Build bridges not walls, inclusion over diversity

Blog posts

3 Feb 2017

Duncan BrownDr Duncan Brown, Head of HR Consultancy

I went on my first ever protest demonstration last month. The day itself was in stark contrast to what we were demonstrating about: the inauguration of President Trump, depicted by one observer as ‘the crowd was small, the weather bad and the speech, that described “American carnage”, was dire’. I felt welcomed and inspired by the mass demonstration of an estimated two million of the global sisterhood, including some 80,000 in the London sunshine, from babies in pushchairs to Greenham Common veterans aided by sticks, asserting, as one of the pink placards put it, that ‘PUSSIES BITE BACK’.

But the march also set me thinking about our work at IES in the area of diversity and inclusion, and what these two terms mean. The ‘inclusion’ nomenclature seems to be commonly getting affixed to diversity managers’ titles at the moment. But, aside from an assertion of bigger size/status/pay, does it actually mean anything, or is it just another faddish HR title, the proverbial ‘old wine in new bottles’? Whilst I was learning about their great HR work at L’Oreal UK and Ireland, HR director Paul Gilliam and reward and operations director Ben Marks told me how, in an action-oriented and individual culture, they had found far greater progress possible from an approach and perspective that emphasised inclusion.

Few would dispute the fact that we still have massive progress to make in building a truly equal and non-discriminatory society and employing organisations. For example, we recently had the revelation of the shocking levels of discrimination against pregnant women found in research commissioned by the Equalities and Human Rights Commission, which had the Parliamentary Women and Equalities Committee (WEC) calling for new protective legislation.

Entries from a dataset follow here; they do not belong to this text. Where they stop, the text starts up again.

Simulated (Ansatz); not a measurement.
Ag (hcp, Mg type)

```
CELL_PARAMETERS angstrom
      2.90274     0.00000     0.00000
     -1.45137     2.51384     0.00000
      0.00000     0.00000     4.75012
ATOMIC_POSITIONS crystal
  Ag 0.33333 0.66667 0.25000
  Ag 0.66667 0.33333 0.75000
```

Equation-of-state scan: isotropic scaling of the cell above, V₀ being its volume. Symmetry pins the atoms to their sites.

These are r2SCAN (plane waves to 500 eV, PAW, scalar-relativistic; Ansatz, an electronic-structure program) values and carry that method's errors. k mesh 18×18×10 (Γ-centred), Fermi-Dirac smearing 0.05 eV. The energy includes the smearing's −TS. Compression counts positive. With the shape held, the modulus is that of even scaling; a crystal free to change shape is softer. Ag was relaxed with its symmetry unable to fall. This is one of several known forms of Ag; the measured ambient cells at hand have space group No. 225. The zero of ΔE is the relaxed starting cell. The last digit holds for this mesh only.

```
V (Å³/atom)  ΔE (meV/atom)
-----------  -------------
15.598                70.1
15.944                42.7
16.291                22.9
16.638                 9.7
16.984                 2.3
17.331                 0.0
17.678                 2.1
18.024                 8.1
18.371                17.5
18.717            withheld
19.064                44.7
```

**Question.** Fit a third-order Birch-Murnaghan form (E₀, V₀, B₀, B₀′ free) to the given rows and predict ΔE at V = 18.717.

A report published by the WEC itself in the week after Trump’s inauguration, recommended that a new legal framework was required, with general standards of presentation still morphing shockingly often into orders for high heels and short skirts. They recommended a publicity campaign to ensure employers were aware of their legal obligation not to discriminate, and suggested that businesses guilty of discrimination through their dress code should be obliged to compensate employees. Where were the HR/diversity professionals, one might ask?

A range of research studies would certainly support what we at IES suspect: that many common diversity initiatives and programmes aren’t working. For example, research amongst hundreds of organisations by Frank Dobbin and Alexander Khalev and by Iris Bohnet found a lack of widespread progress in significantly increasing minority ethnic and female representation at senior levels, using programmes such as unconscious-bias training and grievance procedures.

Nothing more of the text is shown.